Music for Grownups: Opera Tube

By: Richard Gehr | Source: AARP.org | 2008-11-20

Richard Gehr

Richard Gehr is a veteran music critic based in New York City. His reviews for AARP.org appear every Tuesday; his columns on Thursdays.

A world of larger-than-life opera magic lies at your fingertips, thanks to YouTube. Whether you're merely curious or have already converted to opera, the ever-expanding video archive offers a myriad of great performances. Start with seven immortal musical moments, and you'll soon be shouting “Bravissimo!”
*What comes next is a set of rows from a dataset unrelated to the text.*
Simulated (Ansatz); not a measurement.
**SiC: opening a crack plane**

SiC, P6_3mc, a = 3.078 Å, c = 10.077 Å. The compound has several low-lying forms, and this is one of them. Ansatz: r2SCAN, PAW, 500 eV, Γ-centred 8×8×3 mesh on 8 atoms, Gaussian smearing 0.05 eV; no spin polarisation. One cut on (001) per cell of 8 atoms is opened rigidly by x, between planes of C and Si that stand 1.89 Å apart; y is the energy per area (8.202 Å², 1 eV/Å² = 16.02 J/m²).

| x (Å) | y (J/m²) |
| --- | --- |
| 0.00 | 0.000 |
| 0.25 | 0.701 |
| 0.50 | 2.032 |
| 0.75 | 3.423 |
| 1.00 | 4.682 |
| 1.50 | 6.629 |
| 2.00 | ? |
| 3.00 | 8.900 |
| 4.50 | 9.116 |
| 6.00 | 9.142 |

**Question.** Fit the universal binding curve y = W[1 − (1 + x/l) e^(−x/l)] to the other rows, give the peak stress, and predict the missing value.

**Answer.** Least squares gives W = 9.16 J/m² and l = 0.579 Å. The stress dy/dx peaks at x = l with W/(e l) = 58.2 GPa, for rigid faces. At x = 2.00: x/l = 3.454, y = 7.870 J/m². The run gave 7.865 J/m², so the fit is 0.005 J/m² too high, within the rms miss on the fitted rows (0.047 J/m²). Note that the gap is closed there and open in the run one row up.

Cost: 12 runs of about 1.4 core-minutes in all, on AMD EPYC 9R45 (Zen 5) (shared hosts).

A seven-minute glimpse of Maria Callas's famous 1958 interpretation of Verdi's tragic courtesan, Violetta Valéry, as immortalized in playwright Terence McNally's “Lisbon Traviata." Although the scenes' visuals are on the dark side, Callas's powerfully nuanced voice is on full display alongside co-star Alfredo Kraus in perhaps the most famous "Traviata" ever sung.

The late Luciano Pavarotti is generally acknowledged to own "Nessun Dorma," from Puccini's "Turandot." Disagree? YouTube makes it easy to compare and contrast several of Pavarotti's larger-than-life interpretations with those of everyone from tenor rivals Jussi Björling and Franco Corelli (my pick) to Andrea Bocelli and Aretha Franklin.

No soprano conveyed homesickness with more conviction than Leontyne Price did whenever she sang "O Patria Mia" in Verdi's "Aida." Price sounds immaculately devastated in gorgeous black-and-white clips from 1958 and 1963. But watch her 1985 farewell performance at the Metropolitan Opera to learn the true meaning of the overused term, "diva."

Everyone loves to hate Mozart's Queen of the Night, whose evil schemes will forever be foiled by the Magic Flute. Performing with London's Royal Opera, the magnificent German soprano Diana Damrau, famous for her coloratura, vocalizes high F's that sound as sharp as the dagger she wields during her menacing "Der Hölle Rache" (“Hell's Vengeance”) aria.

In 1955, beloved American baritone Robert Merrill donned his clown suit to sing the beautiful prologue to Ruggero Leoncavallo's "Pagliacci" on "The Voice of Firestone" TV series. Actors have feelings too, the clown reminds the audience, in a clip that sounds way better than you'd expect half-century-old video footage to sound.

Russian soprano Anna Netrebko and Mexican tenor Rolando Villazón pulled out all the stops for the "O Soave Fanciulla" duet, which provides the finale to the first act of Puccini's "La Bohème." The pair delivered an unusually strong concert performance of one of the most romantic melodies in all opera.

Chuck Jones's 1957 parody of Wagner's Ring Cycle, "What's Opera, Doc?" marks the single instance in which Elmer Fudd actually does "kill the wabbit." Everything noble and silly about opera is distilled into this brilliantly screwy and strangely moving masterpiece. And Bugs makes a lovely Brunhilde.                                               

I've raved previously about how the Metropolitan Opera Live in HD delivers one of the finest opera experiences outside the company's Lincoln Center hall itself. (Director Robert Lepage's critically acclaimed multimedia production of Berlioz's "The Damnation of Faust" screens November 22.) Continuing its digital parade, the Met recently made 13 high-definition videos (including Natalie Dessay and Juan Diego Flórez in "La Fille du Régiment" and Renée Fleming and Dmitri Hvorostovsky in "Eugene Onegin"), 37 classic videos (including Renata Scotto and Luciano Pavarotti's 1977 performance of "La Bohème"), and 120 radio broadcasts available via Met Player, an online subscription service. New titles will be added every month. Subscriptions begin at $14.99 a month, but you can also purchase individual operas separately.